The Relative Monad Kleisli Construction

We have now seen both relative monads and relative adjunctions, and how every relative adjunction induces a relative monad. As in conventional monad theory, it is natural to ask ourselves if every relative monad arises in this way. The mathematics parallels the situation for ordinary monads. In todays post will look at one extremal construction, generalising the ordinary Kleisli category and its corresponding adjunction.

From a computational perspective, the traditional Kleisli captured the basic aspects of effectful computation. The Kleisli category for a relative monad might be seen as modelling effectful computation on constrained or structured inputs.

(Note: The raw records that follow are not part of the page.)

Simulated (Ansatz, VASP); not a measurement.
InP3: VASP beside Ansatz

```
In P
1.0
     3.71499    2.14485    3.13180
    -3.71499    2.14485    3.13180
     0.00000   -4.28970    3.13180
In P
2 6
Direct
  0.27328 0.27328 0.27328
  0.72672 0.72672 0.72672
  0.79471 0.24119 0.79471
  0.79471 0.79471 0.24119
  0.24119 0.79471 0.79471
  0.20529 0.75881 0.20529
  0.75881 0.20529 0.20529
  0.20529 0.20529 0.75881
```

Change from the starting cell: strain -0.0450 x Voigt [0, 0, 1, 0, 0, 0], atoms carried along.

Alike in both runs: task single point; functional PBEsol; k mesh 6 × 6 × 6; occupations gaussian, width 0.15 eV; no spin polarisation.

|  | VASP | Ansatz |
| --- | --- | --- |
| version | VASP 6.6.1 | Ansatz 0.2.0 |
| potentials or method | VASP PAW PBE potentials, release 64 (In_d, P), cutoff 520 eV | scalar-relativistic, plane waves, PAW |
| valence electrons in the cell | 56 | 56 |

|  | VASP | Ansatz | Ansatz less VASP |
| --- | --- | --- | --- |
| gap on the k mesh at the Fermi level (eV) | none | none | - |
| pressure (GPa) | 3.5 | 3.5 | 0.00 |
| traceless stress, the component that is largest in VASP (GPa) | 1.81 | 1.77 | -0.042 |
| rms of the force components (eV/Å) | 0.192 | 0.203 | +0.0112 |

Kleisli Categories of Relative Monads

For J : \mathcal{B} \rightarrow \mathcal{D} assume we have a J-relative monad (\mathbb{T},\eta, (-)^*). The Kleisli category \mathbf{Kl}(\mathbb{T}) has:

  • Objects: The objects of \mathcal{B}.
  • Morphisms: The morphisms of type B_1 \rightarrow B_2 in \mathbf{Kl}(\mathbb{T}) are morphisms of type J(B_1) \rightarrow \mathbb{T}(B_2). The identity at B is \eta_{B} : J(B) \rightarrow \mathbb{T}(B). The composite g \bullet f in the Kleisli category is given by g^* \cdot f in \mathcal{D}.

The structure of this category, and verifying the category axioms, follow pretty directly from the properties of the Kleisli triple. As with the notion of J-relative monad, the structure of the Kleisli category is a pretty routine generalisation of the ordinary notion, with J inserted in a few places to make things type check.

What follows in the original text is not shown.